Menu Request Demo

Is Data Management Broken? Can It Be Fixed?

Author: Steve Swoyer | Upside

Last month, industry luminary Claudia Imhoff kicked off the 15th annual Pacific Northwest BI Summit with a tendentious topic: what's going on -- or going wrong -- with data management? Imhoff described a context in which self-service tools abound, governance is downplayed, and metadata standards are anything but standardized.

As Imhoff noted, she could easily have been describing the late 1980s.

"Where does something like [data governance] fit into this ... all-inclusive [data management] stuff?" she wondered. Imhoff, along with Bill Inmon, helped create and popularize the corporate information factory data warehousing model in the 1990s.

"Here's my fear," she continued, "I've been around long enough that I've seen things come and go. Are we going back down a similar path where we'll end up with all of these silos all throughout the enterprise like we had in the 1980s?"

"I see lots of data all over the place. I wonder if we're going to get to where we were 30 years ago ... where we get people arguing about whose data is 'right' -- and whose data is [poor quality]."

Imhoff's presentation helped set the stage for a big chunk of the discussion at this year's summit. 

Today's Metadata Lacks Standards

In his presentation, research analyst Mike Ferguson, president of Intelligent Business Strategies (an information management consultancy based in the UK), discussed the uncertain state of metadata standardization. He noted there are no less than three competing open source metadata cataloging standards: Apache Atlas, WhereHows (developed by LinkedIn), and Ground, a new effort championed by Joe Hellerstein of the University of California, Berkeley and data prep specialist TriFacta.
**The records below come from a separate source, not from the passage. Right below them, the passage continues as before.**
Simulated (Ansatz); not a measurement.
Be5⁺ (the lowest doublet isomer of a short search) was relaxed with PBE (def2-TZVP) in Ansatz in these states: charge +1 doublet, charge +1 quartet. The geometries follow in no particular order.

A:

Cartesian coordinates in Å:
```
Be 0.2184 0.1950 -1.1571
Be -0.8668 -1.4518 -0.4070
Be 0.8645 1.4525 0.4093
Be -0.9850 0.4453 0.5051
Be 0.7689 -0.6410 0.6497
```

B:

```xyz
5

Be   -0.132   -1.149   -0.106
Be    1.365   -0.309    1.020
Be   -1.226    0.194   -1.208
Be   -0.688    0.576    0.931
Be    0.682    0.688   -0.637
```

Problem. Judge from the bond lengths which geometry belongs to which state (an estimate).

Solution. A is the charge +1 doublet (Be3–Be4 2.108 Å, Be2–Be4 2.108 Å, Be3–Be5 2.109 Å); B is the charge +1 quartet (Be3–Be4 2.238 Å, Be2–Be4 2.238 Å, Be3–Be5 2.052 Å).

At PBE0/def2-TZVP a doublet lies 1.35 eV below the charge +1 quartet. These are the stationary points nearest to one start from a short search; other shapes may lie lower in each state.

"Because we're dealing with lots of different data stores, we need the data management software to ... allow you to define something once and run it anywhere," he said, noting that this goal remains as elusive as it's ever been.

"Everything's reliant to some degree on APIs, but there aren't any standards ... and it all depends on whether you have interfaces between Vendor X and Vendor Y. There's another option, however: Can we get back to common metadata again, which is the [reason behind the] emergence of Atlas, WhereHows, and Ground? We're now starting to see the ability to connect to Atlas to harvest the metadata and bring it back."

Confusion Around Data Integration Continues

In particular, Imhoff and other attendees struggled to explain the new data integration (DI) technology landscape as it relates to data management.

As Imhoff herself put it, she has an especially hard time explaining the new DI to a very new type of customer: the business user.

"There's what I would call a 'great confusion' [among customers]. I have people come up to me every talk that I give on [data integration] and they ... ask me, 'Do I even need ETL? Do I need data prep? Do I need data quality? If so, when do I need these things? Where does one drop off and the other pick up?' These are the same questions [we used to get from IT], but now they're from business users."

There was even grousing from some attendees that self-service had the potential to wreck data management.

Self-Service Realigning Data Management

Ever the iconoclast, WhereScape CEO Michael Whitehead celebrated the self-service movement as a fundamentally good thing. "This is healthy. It's really healthy," said Whitehead, referring both to the popularity of self-service discovery and data prep tools and the laissez faire fashion in which these tools are typically used and managed.

"We [in data management] were broken before, so now people are going out and preparing their own analyses and preparing their own data sets without giving much thought to governance or reuse or repeatability. Let's be honest, there will be a helluva lot of mistakes.

"[However,] this is the way we realign data management with the needs and priorities of the business."

Modern Questions Need Context-Dependent Answers

Whitehead's position might sound a little unlikely to anyone familiar with WhereScape, which markets software designed to automate the design, population, and ongoing management of data warehouse systems. He doesn't see this as a contradiction. Instead, Whitehead argued, data management must become more tolerant of what he called "epistemic relativism."

"Let's give our business users some credit. In some cases, it's actually okay to turn up with different sets of information. In other [cases], we need different contextual viewpoints. Think about [a question such as] how many people were there on Flight N from San Francisco to Portland? To an airline, that question has different answers depending on how you define [its parameters]," he said.

This isn't to say we should throw away data management standards. However, we should understand that some questions are more tolerant of relativistic answers than others, Whitehead argued.

Data Management Has to Stop Ignoring Business Needs

"The position some people [in the industry] take is that these things are categorically wrong," Whitehead continued, referring to relative answers and the spread of self-service. "They think we're going to end up in a bad spot, with people essentially writing their own reports, [spinning up] their own Access databases and Excel spreadsheets, much like they did 25 years ago. They think we need to shut this stuff down before [users] can cause harm for themselves or others," he said.

"This doesn't work. The spot we're in right now is our own doing. We're broken because we've ignored [business] needs for so long. We're broken because we've given [business people] every incentive to go around us.

"If our answer to the question 'What's wrong with data management?' doesn't include the ability to provide data very quickly to people to do things with it, then our current answer is wrong. Historically, no one on the inside [of IT] would listen when [business people] tried to express this, so we need people on the outside to point it out to us."